Three-dimensional Magnetohydrodynamic Simulation of the Formation of Solar Chromospheric Jets with Twisted Magnetic Field Lines

TL;DR

This study uses 3D MHD simulations to model the formation of solar chromospheric jets with twisted magnetic fields, revealing their dynamics, structure, and relation to solar spicules.

Contribution

It introduces a realistic 3D simulation approach incorporating detailed radiative transfer and thermodynamics to study chromospheric jet formation.

Findings

Jets reach heights of 10-11 Mm and last 8-10 minutes.

Magnetic field lines are highly entangled, driving jets via Lorentz force.
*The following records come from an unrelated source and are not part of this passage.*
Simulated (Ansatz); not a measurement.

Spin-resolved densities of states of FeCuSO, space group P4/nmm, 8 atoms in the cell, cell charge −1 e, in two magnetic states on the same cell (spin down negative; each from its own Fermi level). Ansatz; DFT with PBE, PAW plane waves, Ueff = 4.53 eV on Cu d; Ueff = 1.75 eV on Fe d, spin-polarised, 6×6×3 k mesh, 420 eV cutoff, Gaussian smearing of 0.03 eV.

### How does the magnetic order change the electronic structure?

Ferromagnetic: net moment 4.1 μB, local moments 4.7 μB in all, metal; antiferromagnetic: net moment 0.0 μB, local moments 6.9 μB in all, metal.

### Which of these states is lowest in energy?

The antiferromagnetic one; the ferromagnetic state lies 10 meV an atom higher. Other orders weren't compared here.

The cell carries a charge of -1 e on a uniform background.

Jets form clusters with fine strands, resembling solar spicules.

Abstract

This paper presents a three-dimensional simulation of chromospheric jets with twisted magnetic field lines. Detailed treatments of the photospheric radiative transfer and the equation of states allow us to model realistic thermal convection near the solar surface, which excites various MHD waves and produces chromospheric jets in the simulation. A tall chromospheric jet with a maximum height of 10--11 Mm and lifetime of 8--10 min is formed above a strong magnetic field concentration. The magnetic field lines are strongly entangled in the chromosphere, which helps the chromospheric jet to be driven by the Lorentz force. The jet exhibits oscillatory motion as a natural consequence of its generation mechanism. We also find that the produced chromospheric jet forms a cluster with a diameter of several Mm with finer strands. These results imply a close relationship between the simulated jet and solar spicules.